CalPilots, in conjunction with CAAPSO (thank you Doug Rice and Stephen McHenry), has finally received air quality data from Bay Area Air Quality Management District. BAAQMD is a public agency entrusted with regulating stationary sources of air pollution in the nine counties that surround San Francisco Bay. It took a year of persistent effort but we finally have baseline airborne lead data samples for RHV. This baseline data is important to capture so that pilots aren’t wrongly blamed for increased airborne lead levels from all of the digging and construction going on around Reid-Hillview for the BART/VTA extension.
As a brief history, this was the timeline to receive the data:
July 2023: CalPilots made a California Public Records Request (CPRA) for information regarding Airborne Lead Levels from BAAQMD PRCA monitoring sites.
March 2024: At San Martin Airport, Doug Rice (CalPilots VP, region 3) engaged with a BAAQMD technician working on the San Martin Airport monitoring site seeking assistance in getting a response from BAAQMD.
June 2024: CalPilots sent a letter to the BAAQMD Executive Director advising him of our prior request and the unusable response (The original response came as comma separated values in a text message). They requested that BAAQMD provide data in a usable data format.

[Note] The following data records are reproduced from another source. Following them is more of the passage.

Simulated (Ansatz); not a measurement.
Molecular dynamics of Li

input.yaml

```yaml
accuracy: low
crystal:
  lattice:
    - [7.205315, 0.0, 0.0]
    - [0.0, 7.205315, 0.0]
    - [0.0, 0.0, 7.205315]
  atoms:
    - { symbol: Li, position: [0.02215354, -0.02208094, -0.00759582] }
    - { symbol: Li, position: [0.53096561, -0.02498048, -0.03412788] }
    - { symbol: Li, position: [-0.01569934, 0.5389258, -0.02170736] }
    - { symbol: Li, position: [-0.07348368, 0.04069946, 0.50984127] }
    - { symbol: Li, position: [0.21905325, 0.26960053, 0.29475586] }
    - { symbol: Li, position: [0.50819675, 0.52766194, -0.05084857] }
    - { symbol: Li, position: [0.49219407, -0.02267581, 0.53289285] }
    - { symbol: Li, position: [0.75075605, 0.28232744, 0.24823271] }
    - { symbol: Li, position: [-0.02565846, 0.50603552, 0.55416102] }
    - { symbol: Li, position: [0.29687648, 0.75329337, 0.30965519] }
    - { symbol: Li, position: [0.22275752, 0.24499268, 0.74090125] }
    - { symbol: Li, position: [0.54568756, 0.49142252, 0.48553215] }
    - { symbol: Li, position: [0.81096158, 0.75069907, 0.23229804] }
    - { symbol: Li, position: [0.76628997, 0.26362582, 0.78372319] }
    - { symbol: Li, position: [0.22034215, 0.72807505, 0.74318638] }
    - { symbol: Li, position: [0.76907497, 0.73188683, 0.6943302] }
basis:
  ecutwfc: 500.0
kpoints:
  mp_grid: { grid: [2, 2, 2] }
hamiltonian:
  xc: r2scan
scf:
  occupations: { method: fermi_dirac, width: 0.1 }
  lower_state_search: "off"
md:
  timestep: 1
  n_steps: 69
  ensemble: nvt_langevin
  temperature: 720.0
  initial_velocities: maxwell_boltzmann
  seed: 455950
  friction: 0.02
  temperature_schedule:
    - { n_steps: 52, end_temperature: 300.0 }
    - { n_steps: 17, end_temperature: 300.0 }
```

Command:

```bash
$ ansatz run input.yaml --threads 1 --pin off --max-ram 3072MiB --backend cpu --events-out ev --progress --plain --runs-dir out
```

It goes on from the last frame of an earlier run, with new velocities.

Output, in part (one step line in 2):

July 2024: BAAQMD provided a spreadsheet containing usable data for Reid-Hillview Airport (37.329841, -121.815438, TSP lead measurement type) for the years 2012 to 2023, as well as miscellaneous data from other monitoring sites. There were two data sets: 3 month averages and 24 hour data.
- 3-month averages contains rolling 3-month average lead concentrations by site, calculated using the 24-hour samples. The NAAQS for lead is based on 3-month averages of total suspended particulate (TSP) lead.
- 24-hour samples contains the individual lead measurements, which are each 24-hour (midnight to midnight) samples.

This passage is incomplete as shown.